Rishi Kumar goes searching for Roja, all ready to play the Ram hero, and finds her at the shrine, where she has just met her sidekick Chajoo (another face of Lakshman, the faithful companion, with a more C3PO-esque, reluctant-sidekick slant). At this juncture, though, it is Rishi Kumar rather than Roja who is kidnapped by an apparition of Ravan (the rebels led by Wasim Khan). That is to say, Rishi Kumar has assumed the wife's role of captive, leaving Roja to fill the hero's role. And fill it she does.

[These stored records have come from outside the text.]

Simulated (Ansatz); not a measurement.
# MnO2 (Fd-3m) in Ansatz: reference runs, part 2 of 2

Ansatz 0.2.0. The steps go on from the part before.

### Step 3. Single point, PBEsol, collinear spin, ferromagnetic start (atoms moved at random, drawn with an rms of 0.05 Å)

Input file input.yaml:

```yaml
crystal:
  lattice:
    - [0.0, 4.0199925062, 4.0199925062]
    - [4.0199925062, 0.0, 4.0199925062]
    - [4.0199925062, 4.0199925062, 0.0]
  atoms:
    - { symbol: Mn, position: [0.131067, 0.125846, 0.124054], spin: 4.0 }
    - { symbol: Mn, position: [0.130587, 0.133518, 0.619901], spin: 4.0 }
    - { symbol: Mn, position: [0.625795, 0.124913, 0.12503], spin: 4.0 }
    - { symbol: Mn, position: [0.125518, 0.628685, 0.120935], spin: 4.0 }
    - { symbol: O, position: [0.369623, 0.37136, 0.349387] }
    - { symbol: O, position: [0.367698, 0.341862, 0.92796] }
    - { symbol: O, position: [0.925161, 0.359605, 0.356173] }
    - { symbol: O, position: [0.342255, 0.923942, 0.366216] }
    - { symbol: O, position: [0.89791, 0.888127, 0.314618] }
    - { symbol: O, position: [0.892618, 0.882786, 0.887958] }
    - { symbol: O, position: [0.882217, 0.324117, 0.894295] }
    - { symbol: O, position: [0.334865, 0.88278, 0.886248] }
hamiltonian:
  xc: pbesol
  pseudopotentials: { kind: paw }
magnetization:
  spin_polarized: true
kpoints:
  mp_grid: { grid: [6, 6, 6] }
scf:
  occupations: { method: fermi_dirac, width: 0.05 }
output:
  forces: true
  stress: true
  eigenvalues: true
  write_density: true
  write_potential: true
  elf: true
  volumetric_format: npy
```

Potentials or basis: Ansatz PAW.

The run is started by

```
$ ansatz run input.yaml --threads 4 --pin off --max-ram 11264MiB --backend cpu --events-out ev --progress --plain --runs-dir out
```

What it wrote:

Roja's divine nature as Ram is prefigured in her relationship with the gods, and with God. It's she who visits her village's shrine to ask for Rishi Kumar's marriage to her sister Lakshmi, and it's she who calls at the shrine in Kashmir and says that all gods are one. Later, she says to the government minister, "You are a form of God for me" — in one reading this sentiment reflects the awe of a simple country woman in the presence of a powerful man, but in another, stronger reading it reflects her respect for all human beings, who participate in the divine.
An insistent Roja (now grown fully in the role of Ram) will not leave Kashmir (Lanka) until she has rescued her spouse Rishi Kumar (Sita). With Chajoo (Lakshman), she waits at the police headquarters for Colonel Rayappa (Hanuman), who helps her pursue Rishi Kumar (Sita). At Roja's urging, the government relents and agrees to release Wasim Khan in exchange for Rishi Kumar, but when Rishi Kumar hears of this deal he resists trading the blood of Wasim Khan's future victims for his own freedom (Sita refuses Hanuman's offer to carry her back to Ram, unwilling to be touched by a male who is not her husband).
In yet another sense, Rishi Kumar is neither the Ram figure nor the Sita but rather — true to his name — the character of the wise hermit (rishi) who inhabits the wilderness. His conversations with his captors — principally the leader Liyaqat — wax philosophical ("Is it justice to capture homes after driving away the families in them?"), and Rishi Kumar's triumph is his redemption of Liyaqat after the sacrifice of Liyaqat's young brother, turning him from a mere agent of the irredeemably evil Wasim Khan (Ravan) into an enlightened and merciful human being. At the end of the film Rishi Kumar leaves Liyaqat with a benediction — "Wipe the tears of people, instead of making them cry" — revealing the entire story — the mission into exile, the kidnapping, the chase and battle — as a mechanism of transcendance that has been necessary for Liyaqat and everyone else involved to realise their own dharma.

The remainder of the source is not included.